Defendant was charged by felony complaint with multiple violations of the Health and Safety Code (unless otherwise set forth, statutory section references that follow are to that Code), including possession of methamphetamine for sale (§ 11378), possession of heroin (§ 11350, subd. (a)), possession of methamphetamine (§ 11377, subd. (a)), possession of controlled substance paraphernalia (§ 11364, subd. (a)), as well as resisting and/or obstructing an officer (Pen. Code, § 148, subd. (a)(1)).
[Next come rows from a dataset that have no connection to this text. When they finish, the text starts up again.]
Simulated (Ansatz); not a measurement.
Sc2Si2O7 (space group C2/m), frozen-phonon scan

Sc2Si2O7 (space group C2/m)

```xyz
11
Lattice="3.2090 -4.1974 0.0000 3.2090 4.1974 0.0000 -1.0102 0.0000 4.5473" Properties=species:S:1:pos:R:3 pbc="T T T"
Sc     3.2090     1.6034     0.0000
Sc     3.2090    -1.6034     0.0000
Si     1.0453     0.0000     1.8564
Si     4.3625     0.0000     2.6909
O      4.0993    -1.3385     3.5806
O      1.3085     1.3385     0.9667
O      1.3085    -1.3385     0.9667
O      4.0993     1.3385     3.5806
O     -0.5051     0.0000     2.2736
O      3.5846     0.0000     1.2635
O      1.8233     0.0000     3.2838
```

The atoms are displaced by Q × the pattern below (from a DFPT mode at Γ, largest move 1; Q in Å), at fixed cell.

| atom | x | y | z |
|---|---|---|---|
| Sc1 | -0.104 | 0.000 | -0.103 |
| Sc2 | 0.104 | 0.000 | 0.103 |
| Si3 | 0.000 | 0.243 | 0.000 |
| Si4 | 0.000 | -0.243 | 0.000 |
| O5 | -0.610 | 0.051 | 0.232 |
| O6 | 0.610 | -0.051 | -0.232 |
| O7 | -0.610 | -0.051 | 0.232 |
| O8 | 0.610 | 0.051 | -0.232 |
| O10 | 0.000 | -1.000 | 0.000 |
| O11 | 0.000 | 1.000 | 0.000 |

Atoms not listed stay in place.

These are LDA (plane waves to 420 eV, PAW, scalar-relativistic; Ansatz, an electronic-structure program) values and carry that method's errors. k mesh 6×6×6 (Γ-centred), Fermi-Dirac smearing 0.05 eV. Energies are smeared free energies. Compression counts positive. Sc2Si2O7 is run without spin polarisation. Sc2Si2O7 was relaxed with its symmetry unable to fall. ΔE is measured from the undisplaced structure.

Pursuant to a plea agreement, defendant thereafter pleaded no contest to one count of possession of methamphetamine in violation of section 11377, subdivision (a) and, on July 3, 2013, he was sentenced to 16 months in prison to be served consecutive to a 15 year prison sentence assessed in an unrelated proceeding.

We will set forth the facts relevant to defendant's contentions as we discuss those contentions, post.

DISCUSSION

I

The Motion to Suppress

Defendant moved pursuant to Penal Code section 1538.5 to suppress the evidence seized from him after authorities followed him into his home without a warrant thus, in his view, violating his Fourth and Fourteenth amendment rights. He argued that, contrary to the law enforcement officers' belief that people who were on searchable probation lived at his residence, in fact, they did not and that the police actions were taken without probable cause and without a search warrant or consent.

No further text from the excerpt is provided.